I can so easily slide from the humility of child-like pleasure in being told that I’ve done well into actively seeking for praise. Who is to give me praise? Well, someone human. If not my husband (poor husband, puts up with me saying, “Look! I made pretty!” ) then someone I know, or someone online… or even, if I really have to go there, myself.
So, why am I not seeking God’s praise? As Sis said in the comments yday, God is pleased with quality craftsmanship. Is it that I associate “good enough for God” with absolute perfection? I should… if it involves anything for His church. But sometimes, in private life, “good enough for God” is my effort, and my process. You don’t start out with straight seams… is God displeased that you’re learning to sew? Does He frown at you until it’s perfect?

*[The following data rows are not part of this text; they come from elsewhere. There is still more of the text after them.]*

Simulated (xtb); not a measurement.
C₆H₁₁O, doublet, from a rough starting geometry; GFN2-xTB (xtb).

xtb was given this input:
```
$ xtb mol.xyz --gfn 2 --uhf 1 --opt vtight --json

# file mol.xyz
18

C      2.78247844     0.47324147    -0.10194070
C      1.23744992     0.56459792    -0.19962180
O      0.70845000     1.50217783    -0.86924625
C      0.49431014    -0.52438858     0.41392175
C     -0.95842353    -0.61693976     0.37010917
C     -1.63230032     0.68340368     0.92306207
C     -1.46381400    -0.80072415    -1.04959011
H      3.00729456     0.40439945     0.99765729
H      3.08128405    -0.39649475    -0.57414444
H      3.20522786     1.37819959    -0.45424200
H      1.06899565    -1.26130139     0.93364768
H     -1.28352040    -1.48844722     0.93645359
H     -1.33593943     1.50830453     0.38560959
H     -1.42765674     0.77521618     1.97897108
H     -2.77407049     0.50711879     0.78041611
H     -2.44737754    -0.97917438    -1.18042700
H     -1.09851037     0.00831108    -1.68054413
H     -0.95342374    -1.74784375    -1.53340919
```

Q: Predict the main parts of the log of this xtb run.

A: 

How do you tell that you’ve pleased God? That’s one of my issues. I listen for that still voice but mostly I hear my own voice, especially when I’m tired, or emotionally needy.* I read His Word every day … I *do* know what’s kosher and what isn’t. So I can say, “this will have pleased God” but how does that translate into feeling it?
I don’t know. But I have a theory… I have a theory that if I start like a child, not seeking approval as my identity, but am humble and honest and transparent and stop trying to be such a grownup about everything… I think that might be a faster route to the simplicity of living in the approval of God than trying to *pretend* that I don’t care. Eventually I want to get to the place where my work is to me as the work of others is to me – but you know, sometimes I’m gobstopped by the work that other people do, aren’t you?
Wonder is an incredible gift.
Pretending = lying. Lying = sin. Lying = hypocrisy.
I’m going to strip off as much of the “stuff” that adults throw on to their desire to please and be as honest as I can, and hope that in that honesty, in that nakedness of soul, that I eventually switch my approval seeking to God and not to man.